A few reasons to head up Highway 49
Well, yeah. Especially when it’s two days past deadline, and then to add insult to injury an interview with Mickey Hart, the former Grateful Dead drummer who’s carved out a thriving second career as an “ethnomusicologist” and world music artist in recent years, appears in a certain local daily the same day our interview was scheduled.
Hey, thanks.
Nevertheless, Hart and his group Bembe Orisha are playing the California World Music Festival this Saturday at the Nevada County Fairgrounds in Grass Valley, a Thursday through Sunday event that deserves mention—if not for Hart’s gig, then for a number of other fine acts that will be appearing.
The Wayfaring Strangers, who play Sunday, are a group assembled by Boston-based violinist and composer Matt Glaser to explore music both domestic (bluegrass, jazz, Appalachian folk) and immigrant (Celtic, klezmer). Typically, such ambition results in the kind of pastiche that’s easier to appreciate from an intellectual standpoint than a musical one, but Glaser manages to make it work, with the help of such contributors as fusion banjoist Tony Trischka and Boston rock singer-songwriter Tracy Bonham, along with guests Laurie Lewis and Laszlo Gardony.
When you call something a “world music festival,” many people associate that term with music from the African diaspora, and Thomas Mapfumo and the Blacks Unlimited, which appear on Sunday, fill that bill. Mapfumo, originally from Southern Rhodesia (now Zimbabwe), is a bandleader whose career dates back to the 1960s; his band incorporates multiple players of the mbira—think a kalimba thumb piano grafted onto a gourd resonator—who play a fluid style of African funk-rock with heavy political undertones called chimurenga, which comes from a word for a style of fighting.

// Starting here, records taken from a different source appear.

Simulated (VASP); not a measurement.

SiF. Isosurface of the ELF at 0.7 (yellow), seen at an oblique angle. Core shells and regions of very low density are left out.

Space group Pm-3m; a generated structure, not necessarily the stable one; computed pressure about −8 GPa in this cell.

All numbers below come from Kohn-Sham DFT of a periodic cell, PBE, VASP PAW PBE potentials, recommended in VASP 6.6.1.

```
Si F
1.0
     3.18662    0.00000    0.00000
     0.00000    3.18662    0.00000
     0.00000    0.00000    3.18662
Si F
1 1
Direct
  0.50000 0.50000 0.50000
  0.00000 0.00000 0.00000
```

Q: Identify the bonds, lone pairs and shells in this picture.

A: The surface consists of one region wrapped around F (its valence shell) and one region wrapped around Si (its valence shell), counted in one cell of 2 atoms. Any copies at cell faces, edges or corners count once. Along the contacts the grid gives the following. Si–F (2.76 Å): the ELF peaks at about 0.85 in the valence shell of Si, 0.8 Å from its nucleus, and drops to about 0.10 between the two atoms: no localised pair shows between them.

Other acts include Scottish fiddler Alasdair Fraser, who operates a Nevada City-based label called Culburnie Records that specializes in Scottish music, Australian groups the Waifs and Fruit, American sister folk act Katryna and Nerissa Nields, Sikh singer Dya Singh, a guitar night (Friday) featuring former Wings and Al Stewart guitarist Laurence Juber with Peppino D’Agostino and Brian Gore, singer-songwriter Alice Peacock, fingerstyle guitarist Don Ross, Mexican jarocho group Conjunto Jardin, female vocal sextet Adaawe, and more. (For a full list, go to the Web site www.worldmusic festival.com.)
In many ways, this Festival represents “world music” the way the Sacramento Jazz Jubilee represents jazz—there’s a bit there, along with a lot of other stuff you might not expect. But that’s all right, right?